There are four basic parameters that they need to look at while investing this amount. They are risk, return, liquidity and taxation. Let us look at whether a bank fixed deposit will suit her or gold, or some other product.
Gold is something that seems very attractive to most investors, especially due to the way it has been rising in the recent times. Risk in gold is that since it has been rising meteorically in recent times, there could be a bubble which might burst and cause huge losses. Those might eventually be recoverable in longer tenures, but for Ritu’s requirement, it is a big risk. Returns again are very doubtful in a short period that she is looking at. They might swing either way, depending on several factors like the global economic situation, the rupee-dollar equation etc. On the taxation front, again she will be liable to pay short term capital gain tax on whatever profit she makes. This will amount to 30.9% which will drastically reduce whatever profits she earns if any.
Let’s look at her second choice, bank fixed deposit. Bank fixed deposit is a debt product. There are several other products available in this class. Debt returns would vary depending on the prevailing interest rate scenario in the country. As such this class is also quite volatile. But judicious selection of products can give decent returns over a short time frame. A bank FD gives you a fixed tenure, contracted interest rate which will not change with the changing interest rate scenario. However, you pay tax at your personal rate of taxation on whatever interest you earn. Hence, the tax-efficiency is low if you are in a higher tax bracket.

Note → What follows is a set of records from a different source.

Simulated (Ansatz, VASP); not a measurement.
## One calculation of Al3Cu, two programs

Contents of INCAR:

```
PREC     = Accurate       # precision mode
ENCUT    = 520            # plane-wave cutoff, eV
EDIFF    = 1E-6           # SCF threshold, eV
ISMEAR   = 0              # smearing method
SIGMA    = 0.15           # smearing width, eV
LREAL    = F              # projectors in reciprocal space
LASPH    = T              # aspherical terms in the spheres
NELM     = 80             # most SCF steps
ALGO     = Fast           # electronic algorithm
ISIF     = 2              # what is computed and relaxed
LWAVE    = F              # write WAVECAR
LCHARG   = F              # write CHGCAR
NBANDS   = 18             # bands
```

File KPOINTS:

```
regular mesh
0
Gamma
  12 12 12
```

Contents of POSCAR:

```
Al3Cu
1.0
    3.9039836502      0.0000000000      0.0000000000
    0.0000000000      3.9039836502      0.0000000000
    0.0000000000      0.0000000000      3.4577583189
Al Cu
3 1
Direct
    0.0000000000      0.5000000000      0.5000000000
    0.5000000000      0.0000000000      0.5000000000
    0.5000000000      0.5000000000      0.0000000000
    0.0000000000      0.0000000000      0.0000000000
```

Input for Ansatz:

Debt mutual funds suitable for various tenures are the other option in this class. Liquid funds and ultra short term funds are at the short end of the range suitable for up to 6 months, short term funds are suitable for 6-12 months, beyond that income funds and gilt funds would be suitable. The returns on these will not be guaranteed. They will depend on the interest rate cycle in the market. There is also certain pre-defined period of minimum investment in each of these funds. Any redemption before that period is penalized with an exit load which will dent the returns. Currently the ultra-short term and short term funds are giving returns beating the bank FD’s. These funds (except liquid funds with a dividend distribution tax of 27.038%) are more tax-efficient as compared to bank FD’s. Here the dividend paid/reinvested is after deduction of the dividend distribution tax which amounts to 13.519%. So if an individual is in the highest tax bracket, he will pay tax on the FD at the rate of 30.9% and in a debt mutual fund he will pay only 13.519% There is another category of funds called the dynamic bond funds. These funds pick-up bonds of differing durations according to the interest rate cycle and hence are suitable in most scenarios. Fixed Maturity Plans are also more tax efficient as compared to bank FD’s. But currently the FMP’s available in the markets are all for longer tenures which do not suit Ritu’s requirement. So here there are two products that suit her needs, bank FD’s and short term debt funds.
Other asset classes like equity and real-estate are long term products which one should not look at if the investment tenor is short. Though there might be a very strong temptation to make a quick buck in equity in a market upswing, it is a very risky proposition and should be avoided.
Now Ritu has one more option that she did not think of – Debt Mutual Funds. She can look at the pros and cons of the various products available to her and decide what suits her best.